The Cabinet has approved new tax regulations concerning a host of housing activities during its latest meeting on Wednesday, which replace the old tax laws with more pragmatic and precise ones, making life more difficult for tax evaders.
According to the new measures, private builders (both small and large-scale) need to pay 15-25% of their profit from the sale of a new house in taxes, Mehr News Agency reported.
Construction companies, which are licensed by the Planning and Budget Organization and housing cooperative companies, will have to pay 25% and 18.75% of their profit as tax, respectively.
This is while previous laws obligated builders to pay 10% of the total value of the property in taxes, which were hard to pinpoint but now since the costs of construction and land prices are obvious, it is easy to calculate the profit and set the proportionate tax.
In addition to that, 5% of the value of residential real-estate deals still need to be paid in tax.
The new measures approved by the Cabinet to prevent tax evasion only apply to buildings for which construction permits were issued after May 20, 2016, with the rest following the previous regulations.
The Cabinet also agreed to exempt cities with a population of under 100,000 from property taxes.
The new measures also emphasize the necessity of taxing vacant houses since Iran witnessed a frenzy in residential unit construction during the years leading to 2011-12, which resulted in thousands of empty homes.
The fight against tax evasion will be the main goal pursued by the Iranian National Tax Administration in the current Iranian year according to INTA’s chief.
“About 13 trillion rials ($342.1 million) were collected from 300,000 new taxpayers in the last Iranian year,” Seyyed Kamel Taqavinejad was also quoted as saying by ILNA in May.
According to Taqavinejad, tax revenues constitute 36% of the government’s total revenues and close to 50% of the current budget come from tax collections.
This comes as tax regulations concerning vacant homes should have been implemented as of the start of the current Iranian year–March 20.
According to the vacant houses' tax code, such homes do not have to pay any taxes in the first yea, but from the second year they must pay half of the due tax and in the third year the full amount and after that the tax rises to 150%.
Vacant Homes
Announcing the preliminary results of the current year’s census on March 13, Omid Ali Parsa, the head of Statistical Center of Iran, said there are 490,000 empty homes in Tehran alone, registering a 13% increase over the course of five years.

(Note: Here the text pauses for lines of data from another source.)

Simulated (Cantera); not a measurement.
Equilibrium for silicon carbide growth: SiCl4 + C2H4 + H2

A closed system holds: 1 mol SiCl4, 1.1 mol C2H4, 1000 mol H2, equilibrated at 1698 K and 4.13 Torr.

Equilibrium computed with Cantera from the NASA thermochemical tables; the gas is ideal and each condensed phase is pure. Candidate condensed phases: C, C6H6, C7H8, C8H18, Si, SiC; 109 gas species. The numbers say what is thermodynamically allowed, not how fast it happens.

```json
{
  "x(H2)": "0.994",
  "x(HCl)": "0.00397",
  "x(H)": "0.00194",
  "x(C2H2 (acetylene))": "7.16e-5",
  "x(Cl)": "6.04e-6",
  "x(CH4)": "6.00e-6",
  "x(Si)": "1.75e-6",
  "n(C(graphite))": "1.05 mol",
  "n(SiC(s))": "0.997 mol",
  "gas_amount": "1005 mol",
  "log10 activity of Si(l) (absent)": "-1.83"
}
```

This is while Minister of Roads and Urban Development Abbas Akhoundi has estimated the value of Iran's vacant houses to be $250 billion that has no added value for the economy. Therefore, the ministry was supposed to come up with a system to identify vacant units but there is no news regarding the issue.
It seems unlikely that the measures will be implemented by the end of the current Iranian year (March 20, 2018).
There is currently one vacant house for every 10 occupied houses, which situation is much worse in the capital. This is while the global ratio is much lower.
After a lackluster start to the new Iranian year (started March 21), real-estate residential deals in Tehran rebounded during the second month (started April 21) to herald an imminent relief for the beleaguered housing sector now in a six-year slowdown.
According to the latest figures released by the Central Bank of Iran–the entity in charge of releasing official economic data–the number of home sales in the Iranian capital city rose by 6.4% over the previous year.
President Hassan Rouhani recently weighed in on the housing market and said, "We are facing no recession in our economy, other than in the housing sector."